11.37 That prophet predicts yet more about this tyrant who was
so terrible that his coming was predicted already so many centuries
before it fully came to pass. There, that prophet declared,
quote, neither shall he regard the God of his fathers, nor the
desire of women, nor regard any God, for he shall magnify himself
above all, unquote. Luther comments, quote, the coarse,
undiligent Muhammad takes all wives, yet has none. The chaste
pope takes no wife, but yet has all wives. He who has no wife
has all wives. He who has all wives has none.

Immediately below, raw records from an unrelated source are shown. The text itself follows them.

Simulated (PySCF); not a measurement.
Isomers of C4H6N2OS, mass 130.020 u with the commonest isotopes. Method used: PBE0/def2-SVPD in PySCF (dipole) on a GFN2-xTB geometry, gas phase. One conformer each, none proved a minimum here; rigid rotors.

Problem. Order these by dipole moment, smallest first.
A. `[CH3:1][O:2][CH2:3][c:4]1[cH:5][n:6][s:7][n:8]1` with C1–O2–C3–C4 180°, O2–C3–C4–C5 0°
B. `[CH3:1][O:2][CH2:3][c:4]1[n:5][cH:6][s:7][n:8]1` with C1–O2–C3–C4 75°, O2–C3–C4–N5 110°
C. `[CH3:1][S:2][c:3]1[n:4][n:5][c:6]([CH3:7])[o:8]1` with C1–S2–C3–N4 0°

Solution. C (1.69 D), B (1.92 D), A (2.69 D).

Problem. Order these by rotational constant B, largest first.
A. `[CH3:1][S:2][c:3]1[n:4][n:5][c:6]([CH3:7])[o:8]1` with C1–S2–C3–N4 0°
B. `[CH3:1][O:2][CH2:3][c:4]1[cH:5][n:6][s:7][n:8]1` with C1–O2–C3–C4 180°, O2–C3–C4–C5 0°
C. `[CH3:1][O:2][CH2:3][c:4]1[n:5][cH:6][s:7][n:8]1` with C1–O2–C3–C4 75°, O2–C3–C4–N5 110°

What happens? This is what happens. The unashamed,
undiligent Muhammad makes no pretense of chastity, and, like
the whoremonger, takes as many wives as he wishes. Thus he has
no marriage, and cannot have a marriage, and is thus without
wife, and in no state of matrimony." Comments Calvin, quote, Some
refer this prophecy to the Pope and to Muhammad, and the phrase,
the love of women, seems to give probability to this view. For
Muhammad allowed to men the brutal liberty of chastising their wives,
and thus he corrupted that conjugal love and fidelity which binds
the husband to the wife. Muhammad allowed full scope to
various lusts by permitting a man to have a number of wives. This
seems like an explanation." Again quoting from Calvin, those who
think the Pope to be intended here remind us of their enforcing
celibacy by means of which the honor of marriage is trodden
underfoot. We observe then some slight correspondence. As Muhammad
invented a new form of religion, so did the Pope. True indeed. Also the Staten Vertaling, alias
the Dutch Bible, Commissioned by the 1618 Tulip Synod of Dort
has some interesting footnotes at Daniel 11 verses 36 to 40
There it observes quote some apply this to the Turk and the
Saracens who first violated the Roman Empire in Daniel 11 41
we learned that these shall escape out of his hand even Edom and
Moab and the chief of the children of Ammon and Luther comments
that, quote, Edom, Moab, Ammon are no longer the nations they
previously were, for they too have long since physically altered,
having become Saracens and Turks. And in Daniel 11.42, Luther discerns,
quote, Hell and Heaven, the Turks, God and Devil, unquote. In Daniel
11.45 one reads that, quote, he shall plant the tabernacles
of his palace between the seas in the glorious holy mountain.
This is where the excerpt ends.